Southern Sudan is one of the least developed and most war-damaged region in the world and in 2011 voters will take a decision with far-reaching consequences for the peace and development of the whole country and its nine neighbouring countries, many of them prone to conflicts. The decision will be taken through a referendum that gives Southern voters a choice between independent statehood and continued unity with the government in Khartoum. The referendum date is a deadline, marking the end of six years of transitions that were tabled by the Comprehensive Peace Agreement (CPA).

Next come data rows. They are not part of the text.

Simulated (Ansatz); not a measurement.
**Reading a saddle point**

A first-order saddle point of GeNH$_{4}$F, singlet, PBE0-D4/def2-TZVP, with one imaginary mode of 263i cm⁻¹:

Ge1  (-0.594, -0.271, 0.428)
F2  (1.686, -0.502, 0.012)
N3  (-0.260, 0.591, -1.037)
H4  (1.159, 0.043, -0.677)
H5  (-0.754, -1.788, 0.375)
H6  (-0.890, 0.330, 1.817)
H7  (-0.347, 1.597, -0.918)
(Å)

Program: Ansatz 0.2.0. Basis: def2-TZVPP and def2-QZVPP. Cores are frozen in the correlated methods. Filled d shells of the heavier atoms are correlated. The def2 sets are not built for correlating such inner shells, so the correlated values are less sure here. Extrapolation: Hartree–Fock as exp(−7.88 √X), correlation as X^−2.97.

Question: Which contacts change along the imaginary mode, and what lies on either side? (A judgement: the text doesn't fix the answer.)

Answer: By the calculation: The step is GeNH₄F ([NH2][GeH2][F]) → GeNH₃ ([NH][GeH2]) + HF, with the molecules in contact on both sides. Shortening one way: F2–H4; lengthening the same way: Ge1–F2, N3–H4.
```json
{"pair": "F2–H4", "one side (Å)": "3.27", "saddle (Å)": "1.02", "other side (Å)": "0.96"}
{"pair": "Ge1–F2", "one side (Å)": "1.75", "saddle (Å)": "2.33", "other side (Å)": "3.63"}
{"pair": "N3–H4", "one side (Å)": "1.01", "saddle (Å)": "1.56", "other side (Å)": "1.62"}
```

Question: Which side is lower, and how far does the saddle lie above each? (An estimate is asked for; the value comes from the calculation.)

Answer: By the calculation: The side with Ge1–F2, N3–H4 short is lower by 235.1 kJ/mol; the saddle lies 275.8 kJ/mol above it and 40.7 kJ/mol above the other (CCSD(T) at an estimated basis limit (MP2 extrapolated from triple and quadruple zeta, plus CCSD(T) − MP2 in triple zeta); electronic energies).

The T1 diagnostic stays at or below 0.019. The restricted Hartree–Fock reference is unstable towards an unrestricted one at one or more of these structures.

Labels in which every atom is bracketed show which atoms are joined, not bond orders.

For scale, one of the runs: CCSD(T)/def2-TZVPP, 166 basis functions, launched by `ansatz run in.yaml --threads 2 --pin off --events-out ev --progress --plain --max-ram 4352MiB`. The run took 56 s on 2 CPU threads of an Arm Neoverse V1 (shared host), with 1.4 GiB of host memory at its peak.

The CPA is a 2005 deal between the Southern-based former rebels of the Sudan People’s Liberation Movement (SPLM) and the ruling National Congress Party (NCP) –largely based in North Sudan. The CPA ended two decades of war between the North and the South with a view to distribute the wealth and power in order to make Sudan a freer and fairer place. It set up an autonomous government in the South with its own army, financed from Southern oil revenues which are shared between the two parties. In the referendum, Southern citizens will pass their own judgment on these arrangements. The SPLM is formally committed to the unity of Sudan, but its most senior leaders are voicing a preference for secession as the referendum deadline nears. The SPLM has focused political energy on securing a procedural law that will ensure a favourable referendum – and both parties spent nearly all of 2009 deadlocked on the content of that law. This has stalled progress on complex processes, including the demarcation of the troubled, populous and oil-rich 2,100 km border that are needed for the referendum to take place.
The long war that started in the South inspired other conflicts in Northern peripheries neglected or abused by Sudan’s powerful centre. Darfur and three areas along the troubled and populous border between North and South Sudan (Abyei, Blue Nile and Southern Kordofan) all have referendums or consultations aimed at letting them pass judgment on Sudan’s unstable political order. And the NCP and SPLM will both face their first credible electoral test in April 2010. All these processes are supposed to answer the wider problem of self-determination in Sudan – whether the Sudanese state represents the interests of all Sudan’s peoples, or only those of the elites in the powerful rich centre and their clients.
So processes that were intended to help Sudanese people determine their own future freely now run the risk of perpetuating violence. But they must be completed in time, because the big deadline of the Southern referendum cannot be altered without enormous risks. The widespread Southern perception that the central government has failed to take the opportunity to transform itself has strengthened the hand of SPLM leaderships favouring secession – and many of them privately express the opinion that any attempt to postpone the referendum will be a cause for war. In order to avoid this risk, and secure their interests, Sudan’s elites are likely to manage the run-up to the referendum through high-level, last-minute deals. Such deals are possible: both parties need each other to maintain oil revenues; the NCP wants the legitimacy that an election and a peaceful transition could provide; and the SPLM wants the referendum to happen.
But both parties have a history of bad faith and delay in negotiations. This means that vital and complex questions about what comes after the referendum are postponed – and extremists on both sides will be tempted into unilateral measures that could make instability more widespread. If Southern Sudan chooses unity in January 2011, its army needs to be integrated with that of the central government within 90 days – a daunting task, given that the two armies now confront each other along the length of the border. If it chooses secession, an independent state will be born as soon as the vote is announced. But independence is more than secession. Independence cannot happen without a whole range of agreements on loaded questions. Assets need to be divided – oil revenues, water, national infrastructure and other assets. Nationality needs to be defined. Any new currency will need to come into circulation at a price that is sensitive to the interests of many different economic groups.
A new US policy on Sudan, announced in October 2009, balances the need for an end to violence in Darfur with the need to avert a violent ending to the CPA. US engagement is welcome, but the fact that so much of Sudan’s future will be decided at the highest level may spread the politics of exclusion into the post-referendum period. US mediation may mean that Sudan is not seeking to redefine itself through engagement with its peoples or its neighbours, but is looking to the superpower to set out a solution. US engagement is not enough – other actors including the United Nations, the African Union and other regional bodies, Arab and European supporters of the CPA, and countries with large investments in Sudan should also support Sudan as it negotiates its big decisions and deadlines. Regional bodies have a role in promoting local and national dialogue that will mitigate the exclusionary politics of the moment. The UN has made enormous investments in peace-keeping and mediation in Sudan: it needs to show that it can help limit violence, encourage dialogue and protect Sudan’s long-suffering citizens in the critical year ahead.
(Excerpts from a recently published Chatham House report’s executive summary)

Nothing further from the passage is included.